1

Note: This kind of query has been asked previously 2 or 3 times years ago but did not have any satisfactory answer. I am posting my specific problem here. Hope, someone suggests some good solution.

I am facing a challenge fetching desired records from elasticsearch. We strictly need filtering on the results returned by TOP aggregation. Anyway, below is my scenario:

Given: We have an entity named "service" which have attributes like below:

{
    "id": "servicer-id-1",
    "status": "OPEN",         // These may be CLOSED, RESOLVED
    "timeRaised": "2019-03-21T15:09:17.015Z",
    "timeChanged": "2019-03-21T15:09:17.015Z"
}

I have an elastic index where any change in the above service is stored as a whole service document(a kind of history of service). There are more than one service with same id. We update timeChanges attribute everytime.

There are millions of service documents in the index.

Problem Statement: We need particular services which were the latest state during a given time frame(timeChanged) and status OPEN.

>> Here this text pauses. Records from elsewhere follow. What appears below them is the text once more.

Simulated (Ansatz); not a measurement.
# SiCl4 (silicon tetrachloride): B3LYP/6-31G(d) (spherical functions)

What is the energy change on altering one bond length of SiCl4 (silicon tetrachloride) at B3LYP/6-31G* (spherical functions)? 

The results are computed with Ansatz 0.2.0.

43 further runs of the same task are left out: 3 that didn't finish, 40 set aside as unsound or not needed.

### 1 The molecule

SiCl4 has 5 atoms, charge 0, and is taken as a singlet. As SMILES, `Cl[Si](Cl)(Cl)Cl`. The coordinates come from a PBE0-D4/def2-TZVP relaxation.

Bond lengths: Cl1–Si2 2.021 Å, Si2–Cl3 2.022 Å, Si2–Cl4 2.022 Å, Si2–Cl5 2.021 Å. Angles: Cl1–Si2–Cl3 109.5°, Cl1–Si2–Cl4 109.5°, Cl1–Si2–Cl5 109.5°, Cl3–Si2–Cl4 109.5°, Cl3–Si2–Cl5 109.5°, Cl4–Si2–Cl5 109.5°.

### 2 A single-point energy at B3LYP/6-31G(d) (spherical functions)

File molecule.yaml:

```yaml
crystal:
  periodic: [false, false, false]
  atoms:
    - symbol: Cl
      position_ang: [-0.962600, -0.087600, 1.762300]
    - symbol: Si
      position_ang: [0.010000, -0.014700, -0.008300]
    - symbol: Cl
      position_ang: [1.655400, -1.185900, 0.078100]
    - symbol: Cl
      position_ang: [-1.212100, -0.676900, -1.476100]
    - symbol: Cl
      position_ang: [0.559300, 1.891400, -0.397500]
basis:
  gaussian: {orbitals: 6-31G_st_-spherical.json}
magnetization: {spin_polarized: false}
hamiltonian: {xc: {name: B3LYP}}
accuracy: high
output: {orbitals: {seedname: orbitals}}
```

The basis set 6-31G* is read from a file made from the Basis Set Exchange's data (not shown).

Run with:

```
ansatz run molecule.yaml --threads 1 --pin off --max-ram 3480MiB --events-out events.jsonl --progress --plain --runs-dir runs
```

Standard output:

What I did: I used below query with the scroll API with 10000 bacth size to resolve our problem:

{
  "size" : 1000,   //given by user
  "query" : {
    "constant_score" : {
      "filter" : {
        "bool" : {
          "must" : [
            {
              "range" : {
                "timeChanged" : {
                  "from" : 1552940830000,
                  "to" : 1553498830000,
                  "include_lower" : true,
                  "include_upper" : true,
                  "boost" : 1.0
                }
              }
            }
          ],
          "disable_coord" : false,
          "adjust_pure_negative" : true,
          "boost" : 1.0
        }
      },
      "boost" : 1.0
    }
  },
  "post_filter": {
    "bool": {
        "must": [{
            {
                "constant_score": {
                    "filter": {
                        "terms": {
                            "status": ["OPEN"],
                            "boost": 1.0
                        }
                    },
                    "boost": 1.0
                }
            }
        }],
      "disable_coord" : false,
      "adjust_pure_negative" : true,
      "boost" : 1.0
    }
  },
  "_source" : false,
  "aggregations" : {
    "by_serviceId" : {
      "terms" : {
        "field" : "id",
        "size" : 50000,        // we set it with total number of services exist
        "min_doc_count" : 1,
        "shard_min_doc_count" : 0,
        "show_term_doc_count_error" : false,
        "order" : [
          {
            "_count" : "desc"
          },
          {
            "_term" : "asc"
          }
        ]
      },
      "aggregations" : {
        "top" : {
          "top_hits" : {
            "from" : 0,
            "size" : 1,
            "version" : false,
            "explain" : false,
            "sort" : [
              {
                "timeChanged" : {
                  "order" : "desc"
                }
              }
            ]
          }
        }
      }
    }
  }
}

From above query, we are getting aggregation from first hit of scroll which are the list of latest state of service in aggregation. And by Post filter we are fetching OPEN service in batches of 10000 and try to match the ids(by java code) with aggregation list to find out our candidate.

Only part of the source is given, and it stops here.